After the Second World War, Australian higher education, although almost totally state-run, was run on a full cost-recovery basis. The Commonwealth Government of Australia offered full Commonwealth Scholarships to 75% of school leavers accepted by state universities, including elite institutions. This included full tuition and a modest student living wage, with two conditions; academic grades had to be maintained at a high level, and upon graduation the graduates would serve in either Federal or State civil service (or serving as teachers or doctors) for a period at least as long as their degree, in either remote rural districts or challenging low-income suburbs populated with "New Australians". Talented students from poor families had access to free education at some of the best universities in the world, the country had access to its best and brightest young minds in its most underdeveloped regions, students could live comfortably while studying and had a guaranteed job with a satisfactory salary at the end of it (albeit in the middle of the Outback or in an urban ethnic minority enclave). This persisted until 1972, when a socialist government jettisoned the concept of obligatory service in exchange for a free education.
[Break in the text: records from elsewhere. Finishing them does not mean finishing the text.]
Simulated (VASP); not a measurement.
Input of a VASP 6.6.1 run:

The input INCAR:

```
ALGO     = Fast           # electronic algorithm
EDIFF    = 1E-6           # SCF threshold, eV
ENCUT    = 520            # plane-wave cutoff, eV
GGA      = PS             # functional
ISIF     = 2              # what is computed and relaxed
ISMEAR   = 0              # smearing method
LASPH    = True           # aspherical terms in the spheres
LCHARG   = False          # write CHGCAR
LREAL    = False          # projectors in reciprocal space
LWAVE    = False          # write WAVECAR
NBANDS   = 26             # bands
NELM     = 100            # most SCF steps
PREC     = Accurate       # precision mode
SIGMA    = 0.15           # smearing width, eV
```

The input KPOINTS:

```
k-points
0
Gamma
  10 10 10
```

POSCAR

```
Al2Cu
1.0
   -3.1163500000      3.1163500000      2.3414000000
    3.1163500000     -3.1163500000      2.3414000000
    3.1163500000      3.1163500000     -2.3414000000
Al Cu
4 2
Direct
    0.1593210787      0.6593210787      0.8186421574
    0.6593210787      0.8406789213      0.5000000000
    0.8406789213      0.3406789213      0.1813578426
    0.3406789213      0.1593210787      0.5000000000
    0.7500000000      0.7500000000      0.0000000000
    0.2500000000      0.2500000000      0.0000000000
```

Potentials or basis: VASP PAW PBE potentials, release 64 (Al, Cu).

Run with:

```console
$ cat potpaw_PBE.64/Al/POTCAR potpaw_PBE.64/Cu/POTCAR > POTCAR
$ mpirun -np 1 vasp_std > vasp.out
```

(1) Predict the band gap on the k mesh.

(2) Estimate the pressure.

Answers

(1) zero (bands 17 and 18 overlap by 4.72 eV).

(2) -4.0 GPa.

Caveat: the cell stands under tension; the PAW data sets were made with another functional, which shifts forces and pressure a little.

If salaries and entitlements for teachers and other rural civil servants here could be reformed to sensible levels, I can't see any reason why this would not work here. A couple of years out bush never killed anyone. Most countries in East Asia have similar scholarship schemes that work effectively also, and many Commonwealth countries have run such schemes successfully for half a century.
Thanks, Simon! This is a wonderful example... I am familiar with a few others. Israel used to give young people (particularly women) the choice of either serving in the military or doing civil service. When traveling in Africa (Senegal), I once visited a village in the middle of nowhere and decided to check out the local school (something I always do when visiting villages - don't know why). I walked into a class in the middle of a French language lesson taught by a young Senegalese woman from Dakar who was on a civil service program. The image of these beautiful village boys and girls (1st graders) studying French stuck with me.
A truly moving article about what two determined individuals can achieve.
However, the article also touches on some of the notorious problems of the Georgian educational sector: the ridiculously low salaries of teachers and the rampant nepotism. Both problems have to be attacked simultaneously. If you want better teachers, you have to both raise salaries and and make sure that jobs are allocated by qualification, not connections.
I did not mention this in the article, but my Dzevri interlocutors were fiercely critical of the "Teach and Learn in Georgia" (TLG) initiative which brought to Georgia a huge number of native speakers as wannabe teachers of English. The main problem with TLG was a lack of selection. Anybody claiming s/he is a native speaker was deemed qualified. Many of thus "recruited" TLG teachers were apparently ill-suited for teaching and/or leadership roles, and/or interaction with humans. Dzevri in particular hosted an American Chinese TLG guy who spoke heavily accented English, was socially challenged, and became a huge liability for the hosting family and School management.
The Misha-style first-doing-then-thinking approach to teacher recruitment is oceans apart from the highly selective and nurturing approach of Peace Corps. I wish I could describe it in this article since it provides many lessons learned for any future Georgian initiative.